Kentucky’s imprisonment rate has skyrocketed in the last 35 years, according to a study released this month by the Center on Budget and Policy Priorities.
In that time, the number of sentenced prisoners in state custody has climbed 391 percent—from 94 prisoners per 100,000 residents in 1978 to 462 prisoners per 100,000 residents in 2013.
Just 12 states have had a greater increase in the same time period, according to the study.
Currently, the Kentucky correctional system has more than 21,000 people, according to the Kentucky Department of Corrections.
In 1978, about 3,400 people were in that system, according to the study.
The reason for the surge of people serving prison and jail time is due to policy changes—not rising crime rates, said Robert Lawson, a law professor at the University of Kentucky and a principal author of the state’s penal code.
Lawson said changes in the penal code for repeat offenders created harsher penalties people with multiple convictions.
Before those changes, someone would need to be convicted of two separate felonies and serve two separate prison sentences before being subjected to elevated penalties that come along with persistent felony offender status, Lawson said.
“It was really regarded as a last resort punishment,” he said.
The new laws made it easier to tack on harsher penalties for subsequent convictions.
The number of inmates serving persistent felony offender sentences increased by more than 150 percent, Lawson said.
The budget demands for prisons have expanded with the prisoner populations, said Michael Mitchell, an analyst with the Center for Budget and Policy Priorities and co-author of the study.
The rising correctional costs can take state funds away from areas like education, Mitchell said.
In the 2012-2013 school year, Kentucky spent an average of about $10,000 per student, according to the state education department. In 2013, the state spend an average of about $18,000 per inmate, according to the corrections department.
Since 1986, Kentucky lawmakers have increased spending on corrections by $362 million (adjusted for inflation), according to the Center for Budget and Policy Priorities study.

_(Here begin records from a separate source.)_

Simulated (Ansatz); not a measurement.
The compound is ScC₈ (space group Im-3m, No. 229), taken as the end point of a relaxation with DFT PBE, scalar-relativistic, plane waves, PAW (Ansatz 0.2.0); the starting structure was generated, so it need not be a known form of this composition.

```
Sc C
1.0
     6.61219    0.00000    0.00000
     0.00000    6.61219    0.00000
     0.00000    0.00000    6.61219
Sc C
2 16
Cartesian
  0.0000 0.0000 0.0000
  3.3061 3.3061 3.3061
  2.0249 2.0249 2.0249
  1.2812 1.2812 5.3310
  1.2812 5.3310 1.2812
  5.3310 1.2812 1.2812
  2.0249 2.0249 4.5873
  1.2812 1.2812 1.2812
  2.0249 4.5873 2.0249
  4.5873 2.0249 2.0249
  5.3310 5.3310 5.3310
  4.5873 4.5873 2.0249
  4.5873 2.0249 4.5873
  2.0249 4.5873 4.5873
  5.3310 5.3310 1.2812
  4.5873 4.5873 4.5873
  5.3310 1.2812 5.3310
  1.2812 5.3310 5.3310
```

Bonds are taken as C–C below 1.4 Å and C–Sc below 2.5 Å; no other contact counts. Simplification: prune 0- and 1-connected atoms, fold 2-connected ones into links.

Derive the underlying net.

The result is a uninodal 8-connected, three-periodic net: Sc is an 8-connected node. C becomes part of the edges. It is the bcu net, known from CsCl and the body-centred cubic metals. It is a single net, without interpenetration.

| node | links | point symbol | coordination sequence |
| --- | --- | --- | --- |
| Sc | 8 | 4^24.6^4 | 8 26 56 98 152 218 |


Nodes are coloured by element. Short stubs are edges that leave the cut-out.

The current department of corrections general fund budget is just more than $472 million, according to the corrections department.
Some states have pushed through reforms that have aided in reducing prison and jail populations, therefore reducing some expense, Mitchell added.
Lawson said Kentucky has not seen much success from such reforms.
Efforts to reform the system have been tried in Kentucky.
J. Michael Brown, the secretary of Kentucky’s justice and public safety cabinet, said last year that legislation passed in 2011 had helped reduce corrections population by more than 2,000 inmates.
But Lawson said reforms should focus not only on reducing populations, which can best be accomplished by addressing the persistent felony offender law, but reforms should also focus on increasing investments in the current population of prisoners.
He said the current system doesn’t “do anything for them.”
“There is very little in the way of educational experience or job training or drug treatment in the prison system,” he said. “In my opinion, all we are doing is making them worse.”